Solution Design Feasibility
When putting together an approach for addressing a client's needs for your consulting services or when comparing the pros and cons of different solutions, there are several questions that you should consider when it comes to design feasibility. The following are an example of the minimum questions you need to pose to ensure a successful solution design.
- What business problems and client objectives will your solution address? Are these strategic or tactical in nature?
- How important are these problems and objectives to the client?
- Are there specific drop-dead dates to be met?
- What might solutions are likely to work here? What are unlikely work?
- How likely are the client's executives willing and able to publicly commit to the goals and results you are proposing?
- How much change, knowledge, and processes can the client absorb at once?
- What demands can reasonably be made and sustained with those with responsibility for implementation?
- Have you been in organizations like this before? What did you learn about the forces for and the forces against change in such organizations?
- What are the budget constraints for the engagement?
- Where are there opportunities to influence and adjust the client's perception of value?
- What unique capabilities or advantages can you offer?
- Is there a clear linkage to the goals and critical success factors for the organization?

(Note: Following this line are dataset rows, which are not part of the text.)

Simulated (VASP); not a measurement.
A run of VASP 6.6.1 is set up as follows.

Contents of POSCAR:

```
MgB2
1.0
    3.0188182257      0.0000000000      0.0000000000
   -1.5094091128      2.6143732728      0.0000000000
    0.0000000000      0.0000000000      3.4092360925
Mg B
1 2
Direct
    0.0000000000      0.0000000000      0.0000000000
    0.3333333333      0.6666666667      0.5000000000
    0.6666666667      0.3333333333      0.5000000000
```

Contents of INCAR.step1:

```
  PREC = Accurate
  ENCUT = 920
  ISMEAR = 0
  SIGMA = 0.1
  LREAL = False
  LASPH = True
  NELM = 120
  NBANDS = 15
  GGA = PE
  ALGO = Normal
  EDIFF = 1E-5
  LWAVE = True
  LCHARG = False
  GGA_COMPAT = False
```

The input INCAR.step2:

- Are you facing competition? What is the competition offering or likely to offer?
- What is the engagement worth to the company in both the short-term and long-term?
- What internal resources from the client's side are available to devote to the engagement?
- How does the solution address the wants and requirements of each buying influence?
- What are the risks associated with the engagement? How can the chosen approach be structured to mitigate these risks?
- What implementation activities or responsibilities can the customer take on?
- What implementation activities or responsibilities can be performed by subcontractors?